RESEARCH FROM THE OVEN: CITY GOVERNMENTS AND THE SHARING ECONOMY

In the last decade we have observed an increasing number of people in cities around the world staying in other people’s homes using Airbnb, joining strangers for a ride with BlaBlaBla car, renting city bikes to run errands or do sightseeing, or even borrowing garden tools from a neighbour. Digital technology helps us connect with strangers and borrow their homes, cars, tools, clothes, accessories and toys. It also helps us offer items we do not use often for others to use.

Many goods stay idle for most of their lifetime. For example, an average European car is used for only 29 minutes per day. This means that over an average 12 year lifetime the car is used in total for only 3 months. Households own an increasing number of products and equipment, much of which is rarely used. In the UK and the US the items that people use less than once a month amount to 80% of all the items owned, and 30% of clothes bought by British households are never worn. Other developed countries show similar trends.

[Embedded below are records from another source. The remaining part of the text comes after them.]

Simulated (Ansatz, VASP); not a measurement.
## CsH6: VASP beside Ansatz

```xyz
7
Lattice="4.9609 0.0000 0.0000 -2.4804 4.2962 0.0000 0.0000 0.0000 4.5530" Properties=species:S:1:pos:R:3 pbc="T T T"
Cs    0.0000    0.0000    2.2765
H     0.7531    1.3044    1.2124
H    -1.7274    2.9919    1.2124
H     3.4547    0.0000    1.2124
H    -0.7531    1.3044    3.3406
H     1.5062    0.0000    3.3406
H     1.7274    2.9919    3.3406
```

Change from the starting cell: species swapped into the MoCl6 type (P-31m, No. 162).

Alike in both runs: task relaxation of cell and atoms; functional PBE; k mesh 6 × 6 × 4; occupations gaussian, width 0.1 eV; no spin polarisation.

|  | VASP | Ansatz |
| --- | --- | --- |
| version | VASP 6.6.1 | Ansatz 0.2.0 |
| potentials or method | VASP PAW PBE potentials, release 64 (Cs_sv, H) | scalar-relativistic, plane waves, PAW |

The fact that our possessions stay idle for most of the time is called “the idling capacity”, and the sharing economy is one way to capitalise on this. ‘Sharing’, ‘sharing economy’, ‘peer to peer economy’ and ‘collaborative consumption’ are just some terms used to describe a variety of bottom-up initiatives, public-private-people partnerships, business start-ups and local government schemes, all of which utilise the idling capacity of our material world.

With increasing urbanisation, cities face numerous sustainability challenges. The major ones include climate change, pollution, waste generation, resource use, social segregation, unemployment and poverty. To address these challenges many city governments work with a variety of different approaches, one of which is ‘the sharing economy’. Municipalities play an important role in shaping the landscape of the sharing economy. They often define the conditions for success or failure of sharing organisations.

But how do city governments engage with the sharing economy? Which governance mechanisms do they employ and which roles do they play?

Based on our research in Amsterdam, Berlin, Gothenburg, London, Malmö and San Francisco, it is possible to define five principal mechanisms in which municipalities govern the sharing economy. These include: regulating, self-governing, providing, enabling and collaborating. Each of these mechanisms includes several governance roles through which municipalities engage with and shape the sharing economy in cities. In total, we identify 12 governance roles.

The Urban Sharing team is currently working on an article that identifies and describes the governance mechanisms and roles through which municipalities engage with the sharing economy. The article will explain each mechanism and role, and exemplify them with empirical evidence from the six case study cities. This article will be presented during the upcoming international workshops in Kyiv, Ukraine, in April 2019, and in Utrecht, the Netherlands, in June 2019, and will be submitted to a peer-reviewed journal. Further information will be provided through this website.